Friday, July 21, 2006

Book-A-Day #5 (7/21): Bizarro World edited by (probably) Joey Cavalieri

This is a thematic sequel to 2001's Bizarro Comics, in which a gaggle of the least-likely alternative comics creators were allowed to do just about whatever they wanted to DC's biggest icons (or the already-bizarre sidebar characters), and it was all loosely shoehorned into a thin over-arching story.

Since then, a lot of "alternative" folks have been doing quite a bit of work for DC (and Marvel), so just having their names on a spandex book is no longer new and shocking. I'm also afraid that most of this book didn't thrill me. Bizarro Comics had a few low spots, but it was generally funny and anarchic; Bizarro World feels much more reined-in, as if these folks had already said the one crazy thing they'd wanted to say about long-underwear types or (perhaps) DC was pushing down more heavily with the editorial thumb this time.

Still, it was pleasant to read, though I am happy I waited for the paperback. Anyone who really liked Bizarro Comics should at least flip through it in a store (and will probably end up buying it), but those who are just intrigued by the idea should go get Bizarro Comics first.

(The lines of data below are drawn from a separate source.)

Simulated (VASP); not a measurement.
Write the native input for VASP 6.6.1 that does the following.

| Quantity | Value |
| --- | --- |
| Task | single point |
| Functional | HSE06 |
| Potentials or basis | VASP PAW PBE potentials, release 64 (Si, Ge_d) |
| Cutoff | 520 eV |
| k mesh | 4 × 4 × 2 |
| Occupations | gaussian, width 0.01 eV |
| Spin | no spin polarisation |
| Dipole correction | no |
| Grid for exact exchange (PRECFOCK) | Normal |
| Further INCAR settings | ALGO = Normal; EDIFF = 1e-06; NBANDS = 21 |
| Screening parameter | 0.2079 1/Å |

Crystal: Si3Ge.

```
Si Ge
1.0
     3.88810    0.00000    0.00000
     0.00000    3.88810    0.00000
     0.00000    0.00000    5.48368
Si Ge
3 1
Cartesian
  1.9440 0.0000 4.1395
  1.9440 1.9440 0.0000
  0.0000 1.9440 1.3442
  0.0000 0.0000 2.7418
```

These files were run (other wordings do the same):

I also have to tweak DC's nose a bit about book design. The book opens with a nice half-title page, and then a decent two-page table of contents (no front ad card or real title page, but I can forgive that), but then their copyright page is filled up with a list of DC's High Muckety-Mucks, for no apparent reason other than that fact that they like seeing their own names in print. Pssst, DC: real book publishers don't do that. Real book publishers credit the people who actually worked on the book (such as the actual editor of this volume -- I think it's Joey Cavalieri, but it's hard to tell), but not their entire corporate structure. I mean: I'm sure Cheryl Rubin is a wonderful person and a joy to work with, but there's really no reason to credit the Senior VP-Brand Management in your books. Credit the real editor, credit the book designer, credit the people whose work is included -- then you're done.